Wednesday, January 23, 2013

Roasted Potato Shallot Soup

My friend Diana hates leeks, which are the usual combination in a potato soup. When I thought about it, I realized several people I know dislike them, and this soup is too good to miss. Shallots are sweet when roasted and complement a lot of foods, so I decided to give them a try. Worked like a charm, not too sweet, not too onion-y. :-) Some potato soups are bland and need to be punched up with a lot of pepper and spices, but not this one. It has tons of flavor! Don't worry about the coconut milk, it doesn't taste coconutty at all, just rich and creamy (plus, you'll be saving a whopping 1200 calories in all!) In fact, I actually like this version even better than the original, and that's saying a lot. Serves 6-8


2 lb Yukon Gold potatoes, peeled & cut in 1" chunks, no bigger
12 oz shallots, peeled and left whole unless they're huge, then cut in half
5-6 more shallots for the crispy shallot topping, peeled and very thinly sliced
EVOO about 1-1/2 c total for everything or 1/4 c EVOO and 1-1/4 c coconut oil, melted
Kosher salt
Freshly ground black pepper
3 c baby arugula, loosely packed *See note below
1/2 c dry white wine, plus 2 TB to add at the end
6-7 c homemade chicken stock
3/4 c whole coconut milk, shaken vigorously before opening

Preheat oven to 400*F

Put the potatoes on one half of the half-sheet, shallots on the other. Drizzle both generously with EVOO and toss to coat all the pieces. Sprinkle generously with salt and pepper. Cover the shallots with a piece of aluminum foil. Roast for 15 minutes.

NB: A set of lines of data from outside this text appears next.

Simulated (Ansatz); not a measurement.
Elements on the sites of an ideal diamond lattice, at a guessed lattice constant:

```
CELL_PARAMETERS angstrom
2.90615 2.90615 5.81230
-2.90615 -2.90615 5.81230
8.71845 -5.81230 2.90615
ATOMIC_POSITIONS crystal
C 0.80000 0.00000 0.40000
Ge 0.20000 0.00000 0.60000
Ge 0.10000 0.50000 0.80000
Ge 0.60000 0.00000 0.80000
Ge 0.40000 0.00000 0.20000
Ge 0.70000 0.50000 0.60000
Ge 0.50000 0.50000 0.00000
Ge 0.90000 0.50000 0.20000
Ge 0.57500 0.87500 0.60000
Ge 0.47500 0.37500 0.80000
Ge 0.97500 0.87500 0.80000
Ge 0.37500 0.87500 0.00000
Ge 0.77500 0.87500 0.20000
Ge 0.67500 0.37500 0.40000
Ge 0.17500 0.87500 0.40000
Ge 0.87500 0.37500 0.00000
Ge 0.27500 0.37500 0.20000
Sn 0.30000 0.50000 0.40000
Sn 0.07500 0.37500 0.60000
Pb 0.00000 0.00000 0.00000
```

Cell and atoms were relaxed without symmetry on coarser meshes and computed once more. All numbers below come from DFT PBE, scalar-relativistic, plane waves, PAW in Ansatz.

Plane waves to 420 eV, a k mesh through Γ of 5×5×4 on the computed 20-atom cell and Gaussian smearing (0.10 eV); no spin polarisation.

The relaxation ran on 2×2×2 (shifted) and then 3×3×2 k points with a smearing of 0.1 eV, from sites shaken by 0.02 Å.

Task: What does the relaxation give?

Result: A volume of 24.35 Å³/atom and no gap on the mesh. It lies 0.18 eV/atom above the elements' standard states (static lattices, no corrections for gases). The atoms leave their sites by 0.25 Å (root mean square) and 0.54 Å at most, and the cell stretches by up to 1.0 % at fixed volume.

While the veggies are roasting, start your crispy shallots; they'll take just as long to cook. Heat 1-1/4 c EVOO (since I ran out, I used the coconut oil and it worked fine) in a saucepan over medium-low heat. Separate the shallot rings as you drop them in. Toss to coat with the oil and slowly cook them for 30-40 minutes, stirring occasionally,  until they're all golden brown. Lower the heat if you need to, to keep them from burning. Remove with a slotted spoon to paper towels to drain and crisp up.

Back to the veg: after the first 15 minutes, remove the aluminum foil and turn the potatoes and shallots with a metal spatula so they get evenly browned and don't burn on the bottom. Use your spatula to coax up any potatoes that are stuck. Roast for another 15 minutes and turn again. Roast another 10-15 minutes, for a total of 40-45 minutes, until the potatoes break up easily with a fork. Transfer the veg to a large bowl, using your spatula to scrape up any browned bits on the sheet and include those, too.

Pile the arugula on the sheet pan and roast 4-5 minutes, just to get it crispy, then add it to the potatoes and shallots in the bowl. Now, working in batches, add half the contents to a food processor (I think a blender would work fine, too), add the 1/2 c wine and a cup or so of the chicken stock, just enough to help blend everything. I do not add a lot here, because when it's too liquid, the potatoes and shallots won't puree as easily or consistently. Process until smooth, transfer to a soup pot, and do the next batch the same way.

Now add the rest of the chicken stock to the pot. I like my soup thick and hearty, so I only use about 6 c total. Stir in 1/2 c of the coconut milk, taste, and add the rest if you want it creamier, like I do. Heat through, to just below a boil. Take it off the heat and add the 2 TB white wine. Don't skip the wine here! When you taste the soup it will feel like something's missing, and the wine does the trick. Taste for salt & pepper and add more if you like. Top each bowl with the crispy shallots, and enjoy!

* * * * * * *
See how easy this is? All you need are pantry staples and arugula, and you have a rich, hearty, flavorful  soup for days like today, when it's 12* outside. (You'll need twice as much as in the picture, by the way. When I'm experimenting, I cut the recipe in half; no sense in wasting an enormous pot of food that went south.)


*Note: I've made the original version many times, but I always omitted the arugula because it sounded... well, icky. Huge mistake. I tried it with spinach (yuck) and arugula, and what a fool I was; the arugula is going in every time from now on!

This is adapted from Ina Garten's recipe for potato leek soup with only a couple of changes. If you want to make the original version with leeks, just swap out the coconut milk for the heavy cream, use coconut oil for the crispy shallots if you prefer, and omit the crème fraîche and cheese; you won't miss it at all. Plus you'll be saving 880 calories from omitting the crème fraîche, and another 318 from swapping out the cream for whole coconut milk!

6 comments:

  1. I'm definitely making this tonight! It sounds divine.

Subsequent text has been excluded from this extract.